Like banks, credit unions offer services such as checking and savings accounts, personal and business loans, credit cards and e-banking. Unlike banks, credit unions don’t pay a dime on the money they make from fees and interest from their customers. While banks often pay 30 percent or more in taxes, credit unions – even behemoth, multi-billion dollar credit unions – pay no taxes at all.

When credit unions make money, they don’t pay corporate income taxes or taxes on capital gains. They buy supplies and pay for services without shelling out sales taxes. Credit unions don’t even pay property taxes. Even though some credit unions own hundreds of branches, state and local governments don’t receive a dime on the billions of dollars’ worth of real estate credit unions own.

Here in Arizona, big credit unions use money they should be contributing to the community to fund fancy trips, swanky conferences and exorbitant salaries.

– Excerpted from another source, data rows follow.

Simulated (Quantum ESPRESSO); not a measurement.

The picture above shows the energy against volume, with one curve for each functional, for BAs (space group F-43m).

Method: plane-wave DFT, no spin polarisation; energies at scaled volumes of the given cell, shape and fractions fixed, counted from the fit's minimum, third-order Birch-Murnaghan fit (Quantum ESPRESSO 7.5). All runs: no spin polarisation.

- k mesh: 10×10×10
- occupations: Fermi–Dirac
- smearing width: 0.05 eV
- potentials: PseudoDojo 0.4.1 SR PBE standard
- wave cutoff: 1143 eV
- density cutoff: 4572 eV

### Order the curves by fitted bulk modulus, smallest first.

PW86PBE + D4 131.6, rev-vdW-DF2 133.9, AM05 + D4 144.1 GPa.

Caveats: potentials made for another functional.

OneAZ Credit Union has stockpiled nearly $1.8 billion in assets, according to filings with the federal government. The Phoenix-based credit union pays its CEO a salary and benefits package worth $1.1 million a year. The outfit’s COO pockets $600,000 and the CFO earned $503,000 annually. Additionally, OneAZ spends $2 million on advertising, $1.1 million on conferences and $940,000 on travel every year.

The credit union even funds a small lobbying budget, undoubtedly spending money in the hopes of convincing elected officials to keep the tax man away.

Vantage West Credit Union is headquartered in Tucson, where the per capita income is just over $20,000 a year. The credit union’s president rakes in $917,000 a year – 45 times more than the average Tucson resident. Vantage West, which oversees $1.6 billion in assets, also spent $3.2 million on advertising and $652,000 on conferences.

The CEO of Tempe’s billion-dollar TruWest Credit Union collected $1.4 million in 2015, including a deferred compensation package.

There is no reason why these humongous credit unions, with their millionaire CEOs and billions of dollars in holdings, should be treated the same as a small soup kitchen, after-school program or animal rescue organization in the eyes of the IRS.

If Congress is committed to making taxes fairer, lawmakers should start by making large credit unions pay their fair share in taxes, while lowering tax rates for businesses that have been contributing to government coffers year after year.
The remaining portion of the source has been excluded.